The inexorable, sunbaked working-out of a tragic destiny ... Bizet’s Carmen should set hearts aflutter. David McVicar’s production, revived at Glyndebourne, settles for clutter. Crowds mill and jostle on the shallow acting area of Michael Vale’s fussy sets for the first two acts, the opening illuminated by that weird stagey light never sighted outside a proscenium arch (are they inside or out of doors? Is it day or night?). The chorus’s exit from Lillas Pastia’s Piranesi-tiered tavern is lengthy and contrived, though Act 3’s existential murk, a Beckettian mountain pass, is suitably ominous. This 2002 Glyndebourne vintage has not aged well.
The Curacao-born Tania Kross is the new libertarian gypsy and is distinguished from her fellow factory-workers in Act 1 by the only plum-coloured bodice on stage: a good old-fashioned method of signalling importance. A sensual physique is topped by an Afro wig that conceals her face and makes her seem unnecessarily dumpy. This Carmen is comfortably cuddlesome. Of the wildcat at bay or the caged bird longing to be free there is little sign, though the last act’s confrontation with her lover is touching, much as the killing of a kitten is touching.
The voice is smooth, lyrical and mellow in the lower register but without the snarl or tang the ideal Carmen should muster. For dramatic vocal thrust, honours go to the Don José of Brandon Jovanovich. The American tenor has fine presence, acts passably and has an evenly produced voice that takes in trumpet tones and Gallic plangency. His finely controlled Flower Song provides the performance’s most stylish singing – on the first night he won the evening’s biggest ovation, second only to Kate Royal’s Micaëla. This young British soprano whose career has established her internationally is obviously the recipient of national hopes left unfulfilled by Andy Murray. Wayne Tigges’s Escamillo is vocally lightweight and a dramatic cipher.

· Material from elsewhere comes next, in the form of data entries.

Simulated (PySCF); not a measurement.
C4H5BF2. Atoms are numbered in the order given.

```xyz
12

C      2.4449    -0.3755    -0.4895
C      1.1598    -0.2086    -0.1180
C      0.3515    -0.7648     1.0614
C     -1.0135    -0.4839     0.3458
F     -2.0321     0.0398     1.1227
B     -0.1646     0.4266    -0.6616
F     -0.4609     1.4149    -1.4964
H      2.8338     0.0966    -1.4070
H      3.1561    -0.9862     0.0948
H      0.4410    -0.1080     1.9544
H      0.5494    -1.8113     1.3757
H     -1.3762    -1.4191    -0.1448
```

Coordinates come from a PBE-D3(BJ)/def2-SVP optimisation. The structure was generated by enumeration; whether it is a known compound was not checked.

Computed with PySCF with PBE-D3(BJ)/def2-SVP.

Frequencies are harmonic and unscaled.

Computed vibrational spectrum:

The production emerges blandly as a nice sad story about nice people. Glyndebourne audiences can take stronger meat, but McVicar’s productions lately seem to go into safe mode for established institutions . It is not helped by conductor Stéphane Denève’s sometimes perfunctory gallop through the score. The soft-grained orchestral textures and refined playing reflect nothing of the music’s underlying dramatic tug and buoyant theatricality.